Germany's AfD 'harbors 20,000 extremists'


Germany's domestic intelligence service claims it has identified 20,000 right-wing extremists within Alternative for Germany, or AfD, the country's largest opposition party.
The Federal Office for Protection of the Constitution, or BfV, reported on Tuesday extremist numbers within the party rose 77 percent last year, alongside a growth in its membership and a general shift to the right.
It also reported a surge in overall crime motivated by right-wing extremism, which rose 47.4 percent last year, with attempted murders increasing from four to six and arson cases from 16 to 23.
The agency officially classified the AfD as "extremist" last month, based on a 1,100-page report, enabling increased surveillance, although the party has legally challenged the description.
The AfD, which holds more than 150 parliamentary seats after winning nearly 21 percent of the vote in February's federal election, wields significant influence despite long-standing efforts to keep far-right parties out of German politics.
While mainstream parties in Germany refuse to work with the AfD, the party has gained influential supporters outside the country, including billionaire Elon Musk and United States Vice-President JD Vance.
The BfV's report cited frequent xenophobic statements by the party, particularly its claims that Muslim migrants are culturally incompatible and prone to crime.
It said AfD leaders regularly made anti-constitutional statements during state election campaigns in eastern Germany last year, including Thuringia leader Bjorn Hocke's claim in August that the election could "lead to the implosion of the cartel party system" and "finally bring about something that is a true democracy".
Founded in 2013 by former Christian Democratic Union members as a euro-skeptic "party of professors", the AfD initially focused solely on opposing eurozone bailouts and financial aid to struggling European economies.
Following success in regional elections, a series of leadership changes transformed the party into a hardline movement defined by anti-migrant and anti-Islam positions.

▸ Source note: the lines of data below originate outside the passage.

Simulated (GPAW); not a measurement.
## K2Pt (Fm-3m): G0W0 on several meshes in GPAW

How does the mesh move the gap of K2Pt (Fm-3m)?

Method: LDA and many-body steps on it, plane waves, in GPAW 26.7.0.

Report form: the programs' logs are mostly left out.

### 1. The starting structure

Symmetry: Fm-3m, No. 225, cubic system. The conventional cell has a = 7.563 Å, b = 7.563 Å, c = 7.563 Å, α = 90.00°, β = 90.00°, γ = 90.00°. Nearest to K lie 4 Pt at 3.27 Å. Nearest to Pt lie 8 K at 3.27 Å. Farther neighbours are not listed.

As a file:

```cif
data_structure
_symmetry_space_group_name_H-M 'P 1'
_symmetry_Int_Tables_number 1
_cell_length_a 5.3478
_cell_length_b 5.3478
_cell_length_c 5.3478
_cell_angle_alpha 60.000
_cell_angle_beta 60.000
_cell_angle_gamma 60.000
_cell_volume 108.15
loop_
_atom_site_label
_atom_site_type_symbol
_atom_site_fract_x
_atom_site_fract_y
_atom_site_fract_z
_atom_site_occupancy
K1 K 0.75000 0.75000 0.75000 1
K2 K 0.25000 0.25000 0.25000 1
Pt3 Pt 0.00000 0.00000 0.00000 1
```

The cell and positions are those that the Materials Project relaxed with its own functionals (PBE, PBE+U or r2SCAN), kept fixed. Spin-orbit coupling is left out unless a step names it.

When it first entered parliament in 2017 with 12.6 percent of the vote, the AfD's manifesto declared "Islam does not belong in Germany" and labeled the Muslim population "a great danger to our state, our society and our system of values".
Germany's domestic intelligence agency has monitored the AfD as a suspected extremist group since 2021 and had already designated its youth wing, Young Alternative, as fully extremist.
The threat from right-wing extremism is rising across Europe, including in the United Kingdom, which has reported an increase in cases, including online radicalization of children. The director of MI5, the UK's domestic security service, Ken McCallum, revealed in October that while 75 percent of the agency's work targets Islamist extremists, 25 percent now focuses on right-wing terrorism.